Shared savvy in how to hit the web running

October 8, 1999

Malcolm Peltu reports on how UCL's training experience is now helping the wider community gain a business foothold on the net

A training approach developed at University College London for teaching how the internet can help people start and run businesses has been applied successfully in a programme targeted at the unemployed.

Elizabeth Royston of UCL's special projects unit has led the programme for the European Virtual Enterprise Network (Event), which has trained about 150 people in the UK since 1996. It is funded until next summer by an EU initiative promoting workforce adaptability.

Ms Royston was previously UCL's deputy director of continuing education and saw Event as an opportunity to "take continuing education closer to the wider community". It focuses on "virtual enterprises" that use electronic networking to share costs, skills and expertise. Its second phase, named Encore, has highlighted "portfolio working", a structured form of freelancing in which individuals develop a planned range of skills.

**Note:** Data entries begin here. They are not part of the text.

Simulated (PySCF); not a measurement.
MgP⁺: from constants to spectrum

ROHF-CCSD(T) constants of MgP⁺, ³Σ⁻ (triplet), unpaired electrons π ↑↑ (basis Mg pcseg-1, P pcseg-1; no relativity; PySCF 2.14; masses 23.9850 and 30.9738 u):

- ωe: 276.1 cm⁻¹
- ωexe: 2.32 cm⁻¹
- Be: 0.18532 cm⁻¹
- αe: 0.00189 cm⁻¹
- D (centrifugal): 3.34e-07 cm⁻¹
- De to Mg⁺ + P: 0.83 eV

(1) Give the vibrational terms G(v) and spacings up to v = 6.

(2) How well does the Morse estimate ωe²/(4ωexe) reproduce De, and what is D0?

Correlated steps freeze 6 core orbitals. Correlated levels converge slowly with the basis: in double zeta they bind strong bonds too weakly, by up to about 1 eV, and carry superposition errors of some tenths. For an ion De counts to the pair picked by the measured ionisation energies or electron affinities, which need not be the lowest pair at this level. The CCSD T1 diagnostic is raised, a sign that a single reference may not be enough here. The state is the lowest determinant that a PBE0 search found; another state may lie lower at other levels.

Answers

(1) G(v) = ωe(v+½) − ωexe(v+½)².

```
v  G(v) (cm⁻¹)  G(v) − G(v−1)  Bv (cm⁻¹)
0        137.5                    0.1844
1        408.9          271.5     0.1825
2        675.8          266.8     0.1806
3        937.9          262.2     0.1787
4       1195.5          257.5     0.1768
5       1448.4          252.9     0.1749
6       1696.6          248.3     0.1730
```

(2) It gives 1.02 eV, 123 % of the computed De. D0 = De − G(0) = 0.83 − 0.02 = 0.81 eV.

"Event is about business development, not detailed instruction in internet technology," Ms Royston emphasises. "We intertwine training in business and technical skills to stress the importance of integrating the technology into planning, marketing, after-sales and all other business processes.

"Our prime aim is to help people build the multiple skills needed to respond to many different work opportunities in a rapidly changing marketplace."

Alfred Camp is sure his Event course achieved this for him: "It changed my life by arming me with a whole new grammar to help me understand and use the vital technological changes taking place around us."

Mr Camp is now involved in two ventures developing specialist internet-based services. He also uses the internet in various arts and sustainable housing development projects, including setting up his own company and a website for his London art gallery, called 97-99.

Music composer and producer Oisin Lunny also credits Event with "turning around" his life: "It made me rethink how to develop and market my skills. I now do that in a more positive and coherent way, which has enabled me to participate in the many exciting new internet-based possibilities for delivering music."

He is currently collaborating with music business web-specialists Hypnosis, while pursuing his own ventures, such as the group Firstborn and his own website.

UCL is developing a distance-learning version of the course with Tyneside Training and Enterprise Council, an Event partner. It has also learned much about differing virtual enterprise styles from partners in seven European countries.

Valuable assistance has come from many other enterprises. For instance, the Forum of Private Business advises on the needs of small firms and the 13-week London courses are held in the Docklands premises of Trafalgar Square 2000, a government project helping young people get jobs in the cultural industries. Microsoft, IBM and some major banks provided pump-priming sponsorship.

Each Event student is allocated a personal business counsellor from Business Link London City Partners. Devika Banerjee praises the support she has received from her Event counsellor.

"His invaluable advice is helping me to set up my own company to run exhibitions and other major arts events, in which I will apply technological knowledge from the course."

Julia Hitchens says an Event course gave a crucial "kick-start" in 1996 to the formation with her husband of Verve Interactive to provide graphic design services for web applications, such as online newsletters.

"Our business idea was made real by the practical information from Event about forming, running and marketing an enterprise," she says.

Event courses have been of benefit even when initial entrepreneurial ideas foundered. For example, zoologist Malcolm Whitehead intended to create a global "cyberbush" network for wildlife and conservation. Since the course, he has became head of education at a new wetland centre in Barnes, where he will establish internet links to similar centres and environmental organisations around the world.

Transport civil engineer Silvia Elaluf-Calderwood found her idea of providing continuously updated information on cargo movements was too complex. She then set up a web-based multilingual education company, TLC UK, with Event colleague Samantha Dunham. It is still running, but Ms Elaluf-Calderwood now works as a technician for Internet Network Services as she enjoys the technical challenge.

UCL's Emma Jacobs says the course has changed continuously to match technical and market changes.

"For example, it has become much harder to find jobs as general web designers and mass media coverage of the technology has escalated. We now start by correcting much misinformation, whereas earlier we couldn't assume prior internet awareness."

The trickiest problem has been to foster collaborations. "People are often wary of making commitments, even when they realise that banding together in flexible partnerships will be increasingly important to business success," Ms Royston says.

She plans to investigate innovative ways of motivating effective virtual enterprise alliances as her UCL unit builds on Event's achievements.

Event's website offers general information on virtual enterprises, as well as support for its trainees.